# Best ways to make sour cream?



## Lorelai (Oct 25, 2010)

My starting point - raw cream (separated using a cream separator) from goat milk. We separate a few times a month, getting 3-6 quarts of cream per separation. I've made butter successfully, using my KitchenAid mixer. My next most often bought dairy product that I'd like to make is sour cream. I'd prefer to make it in a way that most resembles organic store bought sour cream in flavor and texture - I usually buy Nancy's Organic version. I know that I probably won't end up with that same thickness, but if I can get the flavor right I won't care too much about that. I'd prefer to find a good reusable starter culture, because all of my attempts to do yogurt by using store bought cultured yogurt have fallen pretty flat (milk that smells like yogurt). 

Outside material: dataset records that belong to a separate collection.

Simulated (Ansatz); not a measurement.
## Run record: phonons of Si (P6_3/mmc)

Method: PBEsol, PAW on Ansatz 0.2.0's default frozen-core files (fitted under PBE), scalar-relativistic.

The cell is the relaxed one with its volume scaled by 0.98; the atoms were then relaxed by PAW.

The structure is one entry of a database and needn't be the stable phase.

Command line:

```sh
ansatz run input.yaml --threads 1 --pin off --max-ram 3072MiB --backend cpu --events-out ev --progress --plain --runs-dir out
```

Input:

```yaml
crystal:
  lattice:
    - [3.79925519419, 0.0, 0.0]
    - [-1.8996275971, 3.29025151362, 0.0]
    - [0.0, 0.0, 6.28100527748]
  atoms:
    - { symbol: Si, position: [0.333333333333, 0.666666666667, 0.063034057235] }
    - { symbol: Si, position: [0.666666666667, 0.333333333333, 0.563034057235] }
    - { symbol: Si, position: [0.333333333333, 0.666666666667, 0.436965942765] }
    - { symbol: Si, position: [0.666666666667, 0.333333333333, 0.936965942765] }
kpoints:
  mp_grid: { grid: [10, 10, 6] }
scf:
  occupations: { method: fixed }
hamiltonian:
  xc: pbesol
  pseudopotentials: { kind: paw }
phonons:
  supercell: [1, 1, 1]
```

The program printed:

I've read through a lot of threads that suggest using store bought cultured yogurt or buttermilk to make a sour cream like product. I'd rather not do it that way, partly because of my aforementioned yogurt failures, and because my Co-op no longer carries organic buttermilk. Plus, like I said, I'd rather get something that tastes close to what I'm used to - my family never could convince me that plain yogurt was a good substitute. I ran across this culture in a previous thread, and I'm curious about how many pints of cream it will culture. Or, if you have one that you use that you think is better, more cost efficient, etc. 

Thanks in advance!


----------



## suzyhomemaker09 (Sep 24, 2004)

From the site you linked ...

http://www.culturesforhealth.com/flora-danica-mesophilic-culture.html

This is what I use...it will make quite a few batches of sour cream and will also make a fine chevre if you care to add a few drops of rennet along with it.

Link to a blog with directions for making....

http://www.withallyourlife.com/2013/05/homemade-sour-cream.html


----------



## Lorelai (Oct 25, 2010)

Thank you! In the Q&A on that product, they suggest that this culture you linked to or the one I linked to can be used practically interchangeably, at least for making cultured butter. I also bookmarked the blog link so I'll have it when I need it - thanks for the directions! I've always had a hard time getting yogurt to thicken, but hopefully by using a real culture I'll bypass this problem. And if it works, then I'll be ready to buy my yogurt culture.


----------



## suzyhomemaker09 (Sep 24, 2004)

Goats milk yogurt is notorious for not thickening like traditional store bought...you can always strain it and make Greek style yogurt and it will be thicker.


----------



## Lorelai (Oct 25, 2010)

I wasn't expecting thick yogurt, but pretty much all I got was milk that smelled like yogurt, like it didn't thicken at all. Ah well, I'll keep trying.


----------